Wednesday, December 22, 2010

sensible is over rated

I braved a bordering on riotous Westfield to finish my Christmas shopping tonight, allowing sweaty strangers to completely eradicate any sense of my personal space, potentially maxing out multiple credit cards and managing to run over my own toe with a shopping trolley resulting in a near amputation. As I panted like a pregnant woman, my eyes welling up with tears from the pain of my injury, I considered myself a christmas martyr and thought "what the hell am I doing?!" Nothing about Christmas is sensible. We spend multiple hours searching for a car space, we spend multiple hours trying to exit that car space, we celebrate the kamikaze beetles which attack upon the turning of our key at the front door, we eat lollies that taste like tooth paste and are shaped like an old mans walking stick (and pretend they are delicious), a certain group of revolutionists even dress up their cars as wild deer. Sensible? No. Brilliant? Yes. I am completely in love with the season which is all about lavishing gifts on loved ones, gathering around a table for a meal, taking time out for what really matters, showing people how important they are  and remembering that there is a Hope for humanity... all of which makes it the most wonderful time of the year.

Monday, November 29, 2010

mustaches are ID badges for weirdos

Well thank bloody goodness its nearing the end of November and those creepy oversized caterpillars which have been adorning the upper lips of men all over the world are about to be slaughtered. I mean no disrespect to the cause whatsoever as I believe it to be most worthy... but must we involve the mustache? We all know that mustaches are ID badges for weirdos but when they are in such high population how am I to filter the wheat from the chaff of the male population? I am welcoming December with open arms not just for Christmas lunch, summer holidays, family time and beach trips but for the return of clean shaven men to my world.
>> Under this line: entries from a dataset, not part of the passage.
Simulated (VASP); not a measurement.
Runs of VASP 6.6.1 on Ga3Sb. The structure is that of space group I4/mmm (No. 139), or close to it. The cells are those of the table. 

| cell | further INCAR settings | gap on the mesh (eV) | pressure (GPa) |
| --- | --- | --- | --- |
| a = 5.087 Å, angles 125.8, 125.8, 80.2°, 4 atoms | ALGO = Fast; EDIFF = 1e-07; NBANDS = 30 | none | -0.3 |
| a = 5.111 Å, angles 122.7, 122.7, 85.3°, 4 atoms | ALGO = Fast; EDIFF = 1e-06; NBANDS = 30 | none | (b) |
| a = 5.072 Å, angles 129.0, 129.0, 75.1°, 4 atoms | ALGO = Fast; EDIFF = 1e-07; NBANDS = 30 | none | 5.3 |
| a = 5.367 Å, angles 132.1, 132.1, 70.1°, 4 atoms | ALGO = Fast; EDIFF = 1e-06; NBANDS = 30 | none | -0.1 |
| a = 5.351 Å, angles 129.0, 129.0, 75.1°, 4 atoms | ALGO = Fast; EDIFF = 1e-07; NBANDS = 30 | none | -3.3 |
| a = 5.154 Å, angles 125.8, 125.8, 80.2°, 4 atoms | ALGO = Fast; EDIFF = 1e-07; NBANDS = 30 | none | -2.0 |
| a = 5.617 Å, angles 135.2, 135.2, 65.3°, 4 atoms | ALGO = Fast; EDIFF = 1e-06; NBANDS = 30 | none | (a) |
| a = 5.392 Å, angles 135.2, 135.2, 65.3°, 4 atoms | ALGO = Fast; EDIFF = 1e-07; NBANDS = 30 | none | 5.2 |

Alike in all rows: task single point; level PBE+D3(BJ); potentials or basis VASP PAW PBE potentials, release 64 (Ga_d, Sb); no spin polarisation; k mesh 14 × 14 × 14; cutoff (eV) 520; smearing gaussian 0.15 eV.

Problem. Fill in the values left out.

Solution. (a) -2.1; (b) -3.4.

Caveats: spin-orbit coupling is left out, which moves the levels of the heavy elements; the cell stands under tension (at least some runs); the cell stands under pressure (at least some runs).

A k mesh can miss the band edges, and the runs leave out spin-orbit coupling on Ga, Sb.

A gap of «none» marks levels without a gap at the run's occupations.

take a chance and grab my hand


When you're a twenty something, the simplicity and excitement of love can be gone in a flash. As soon as I hit the big two zero every living being felt as though they had been given the personal mission of being my relationship mentor. I have received advice ranging from not using capitals in any non verbal communication as to avoid looking too desperate, to buying him certain edible treats to give him the "green light", to not replying to any communication for three days, to positioning myself in his eye line so he will notice me. Frankly, it wears me out having to remember all these "tips" let alone beginning to implement them. As for me, I want a simple love. Take a chance and just grab my hand. Write me a letter and you'll have my heart. I'm more scared than you I promise.

miserable much?

Today I read "pain is not optional, but misery is" and I felt like someone was nail filing my rough little heart down. The thing is I've been a bit of a misery guts lately - sure I've got my nice face on when encountering the world, but as of stepping through my front door at night I morph into an evil witch from hell identity - not so pleasant for those who share my house. If I'm not miserable about the man of my dreams not slaying every girl in his sight to get to me, then its the fact that I'm not living in my dream apartment or that I'm not close enough to work or I don't have enough clothes or I'm not the right weight, I'm not, I don't, I'm not, I don't... the list of ridiculously insignificant justifications for my misery is endless. But tonight I was reminded of a few things... true love still exists (revelation from a head over heels friend on the phone updating me on her love life), I spent the weekend by the ocean, I have friends who will stick around for life and I am a size 10 even though I frequent KFC and realised that thankfulness is the greatest antidote to misery. What are you thankful for?